## Comet.ml: Sagemaker Random Cut Forests Introduction Integration

The code below is taken directly from Amazon Sagemaker's official [An Introduction to SageMaker Random Cut Forests](https://github.com/awslabs/amazon-sagemaker-examples/blob/master/introduction_to_amazon_algorithms/random_cut_forest/random_cut_forest.ipynb) notebook.

The descriptive text has more or less been removed, but the code is identical. 

Follow along below to learn how to log Sagemaker training jobs to Comet.ml.

#### Install the comet_ml_sagemaker python package

Comet's SageMaker configuration is available to Enterprise customers only. If you are interested in learning more about Comet Enterprise, or are in a trial period with Comet.ml and would like to evaluate the SageMaker integration, please email support@comet.ml and credentials can be shared to download the correct packages.

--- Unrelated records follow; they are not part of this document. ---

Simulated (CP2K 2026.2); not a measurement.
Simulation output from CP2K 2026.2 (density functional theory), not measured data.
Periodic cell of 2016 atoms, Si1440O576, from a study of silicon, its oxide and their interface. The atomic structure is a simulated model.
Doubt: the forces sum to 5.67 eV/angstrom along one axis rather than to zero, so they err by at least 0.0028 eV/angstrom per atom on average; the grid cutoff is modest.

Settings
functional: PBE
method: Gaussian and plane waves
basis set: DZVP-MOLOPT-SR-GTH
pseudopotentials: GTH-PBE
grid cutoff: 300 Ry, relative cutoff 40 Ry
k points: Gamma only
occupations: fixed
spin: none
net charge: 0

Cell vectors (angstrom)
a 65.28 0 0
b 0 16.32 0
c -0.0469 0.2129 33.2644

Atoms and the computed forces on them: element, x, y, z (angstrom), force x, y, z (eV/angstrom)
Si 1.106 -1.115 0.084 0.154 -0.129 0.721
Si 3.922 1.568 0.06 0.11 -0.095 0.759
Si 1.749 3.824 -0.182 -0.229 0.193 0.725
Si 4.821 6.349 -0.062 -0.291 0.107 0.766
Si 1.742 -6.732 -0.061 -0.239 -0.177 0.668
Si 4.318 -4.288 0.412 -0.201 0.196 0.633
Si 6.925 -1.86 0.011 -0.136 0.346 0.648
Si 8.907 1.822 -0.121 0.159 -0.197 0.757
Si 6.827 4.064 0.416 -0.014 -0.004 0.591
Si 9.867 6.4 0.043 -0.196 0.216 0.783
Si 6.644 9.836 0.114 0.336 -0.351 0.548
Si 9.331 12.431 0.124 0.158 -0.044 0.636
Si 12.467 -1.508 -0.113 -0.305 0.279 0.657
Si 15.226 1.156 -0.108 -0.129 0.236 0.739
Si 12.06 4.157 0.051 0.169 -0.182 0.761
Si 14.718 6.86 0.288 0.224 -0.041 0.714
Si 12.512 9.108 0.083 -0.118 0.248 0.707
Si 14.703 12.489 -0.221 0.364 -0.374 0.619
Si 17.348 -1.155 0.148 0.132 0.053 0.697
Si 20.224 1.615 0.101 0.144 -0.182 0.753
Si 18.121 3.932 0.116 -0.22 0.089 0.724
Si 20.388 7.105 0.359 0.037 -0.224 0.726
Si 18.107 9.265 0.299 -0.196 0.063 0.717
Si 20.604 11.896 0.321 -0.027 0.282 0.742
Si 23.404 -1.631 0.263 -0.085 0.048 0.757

### Select Amazon S3 Bucket

In [None]:
import boto3
import botocore
import sagemaker
import sys


bucket = "NAME_YOUR_BUCKET"  # <--- specify a bucket you have access to
prefix = "sagemaker/rcf-benchmarks"
execution_role = sagemaker.get_execution_role()


# check if the bucket exists
try:
    boto3.Session().client("s3").head_bucket(Bucket=bucket)
except botocore.exceptions.ParamValidationError as e:
    print(
        "Hey! You either forgot to specify your S3 bucket"
        " or you gave your bucket an invalid name!"
    )
except botocore.exceptions.ClientError as e:
    if e.response["Error"]["Code"] == "403":
        print("Hey! You don't have permission to access the bucket, {}.".format(bucket))
    elif e.response["Error"]["Code"] == "404":
        print("Hey! Your bucket, {}, doesn't exist!".format(bucket))
    else:
        raise
else:
    print("Training input/output will be stored in: s3://{}/{}".format(bucket, prefix))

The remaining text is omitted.